Rewarding Manufacturing Plant Employee Performance – Part 1

So…just how do you go about recognizing good performance among factory employees? You know you should do it, you know you need to do it, so why are we so bad as manufacturing leaders in doing it well?

Virtually all companies go to some effort to give a bonus, however small, to the troops at Christmas time. These are corporate devices and the only thing you have to do to get your turkey or gift certificate is to be an employee. This is not a celebration of victory (unless you are celebrating simply staying in business for another year). It is a bonus.

Now that’s cool. Really. We believe that the holiday season is a perfect time for passing out bonuses to everyone. Most people appreciate the bonus, even you, but it doesn’t come from you. It comes from your handy-dandy corporate office and your only involvement is to have your personnel guy distribute the envelopes. Not really what you would call coming from the heart or a great way to engage with the folks that really do all the work. No, we are talking about celebrating achievement by individuals, teams, and the entire plant. These achievements can happen any day of the year, not just at the holidays.
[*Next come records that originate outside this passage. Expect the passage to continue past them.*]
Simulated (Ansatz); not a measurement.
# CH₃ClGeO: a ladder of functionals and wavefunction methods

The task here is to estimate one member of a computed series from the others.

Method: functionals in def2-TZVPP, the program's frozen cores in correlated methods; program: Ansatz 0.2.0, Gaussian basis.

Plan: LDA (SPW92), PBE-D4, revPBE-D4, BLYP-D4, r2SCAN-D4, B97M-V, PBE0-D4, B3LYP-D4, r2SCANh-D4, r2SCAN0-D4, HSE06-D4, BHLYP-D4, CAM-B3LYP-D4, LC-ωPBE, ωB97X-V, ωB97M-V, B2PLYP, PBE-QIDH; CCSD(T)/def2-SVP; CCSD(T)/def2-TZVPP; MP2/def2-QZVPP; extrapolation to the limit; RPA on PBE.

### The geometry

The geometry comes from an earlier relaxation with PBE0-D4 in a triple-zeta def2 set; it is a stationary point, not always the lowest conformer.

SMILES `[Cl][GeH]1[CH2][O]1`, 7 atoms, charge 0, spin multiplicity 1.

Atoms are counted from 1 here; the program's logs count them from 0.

Before we delve into ways to successfully reward employee performance, let’s first cover off the bad ways to recognize achievement. Sadly, these are all too common.

How NOT to Recognize Employee Achievements

We’ve have seen plenty of bad ways for factory management to celebrate good performance. Here are just a few:

Employee of the Month:  So, you have a factory with say, 200 hourly employees and 25 salaried, non-exempt folks, and you have one “Employee of the Month”? Aarrgghhh! You might as well pass out 224 notes that say “you suck!” Recognizing one employee benefits one person. In effect, you are saying that 224 people made no contribution to your factory. You know that isn’t true unless you have a really bad culture.

One Month of Preferred Parking: See Employee of the Month. We have seen the Employee of the Month parking space perpetually vacant after it became known as the “my car gets keyed” parking space.

Committee Awards: We inflicted this one upon ourselves. We had what we thought was a great idea. It was decided to have people nominate outstanding employees from the plant floor and have a committee determine the winners, and we avoided the Employee of the Month problem with multiple awards. The committee consisted of the plant manager, assistant plant manager, maintenance manager, a supervisor or two, and the plant personnel manager. There were cool prizes, and we started off very pleased with ourselves. The whole thing lasted about three months and crashed with a resounding thud. There weren’t many nominations, and it seemed that the few we had were the same, three people every month. The committee meetings were also painfully long and involved. We remembered one key principle to recognizing people: don’t make them determine who should be recognized. Do it yourself, and leave the committees for something else.

The Catalog: These awards, unfortunately, are very popular in the corporate world. At least they are popular with some managers because they don’t have to do anything — a catalog company does all the work. That is also some catalogue company that never met a single employee who works with you. Most commonly, the catalogue awards are used to recognize length of service. You have a catalogue with clocks, money clips, watches, and other impersonal “gifts,” and the employee gets to pick out what they want – the longer the service, the bigger the gift. Maybe somebody out there wants a catalogue company to mail an employee (some weeks later) a mantle clock for thirty years of service. Us? We would prefer to hand the employee an engraved watch as the rest of the plant looks on. Be personal, be real.

Any reward or recognition that removes you, the manager, from the process is bad. Yes, you are busy. But is there anything more important than your people? We think not. We hope you aren’t, but you might be asking right now, “Why do I need to recognize and reward people?” If you are new to management, we will forgive you the question and provide you an answer. It’s about motivation. Motivated people are odds on to excel. They contribute to the bottom line over and above their salary. They are happy and are a joy to lead. Motivated people also make your life easier, so let’s go motivate ‘em.

Hold on there just a minute, cowboy, you can’t do it. Huh? You say, “What about all those books about motivating people I’ve been reading?” We say – throw those books away. YOU cannot motivate people. People can motivate only themselves. Your job, Mr. Manager, is to build a culture in which people are more likely to be self-motivated.

“All motivation is self-motivation. Your family, your boss, or your co-workers can try to get your engine going, but until you decide what to accomplish, nothing will happen.” ~ Seth Godin

So while you can’t motivate people, you surely as a manager can de-motivate them. Celebrating victories large and small is part of the culture which encourages self-motivation. Not celebrating them (or doing it badly) will de-motivate your people. You can count on it.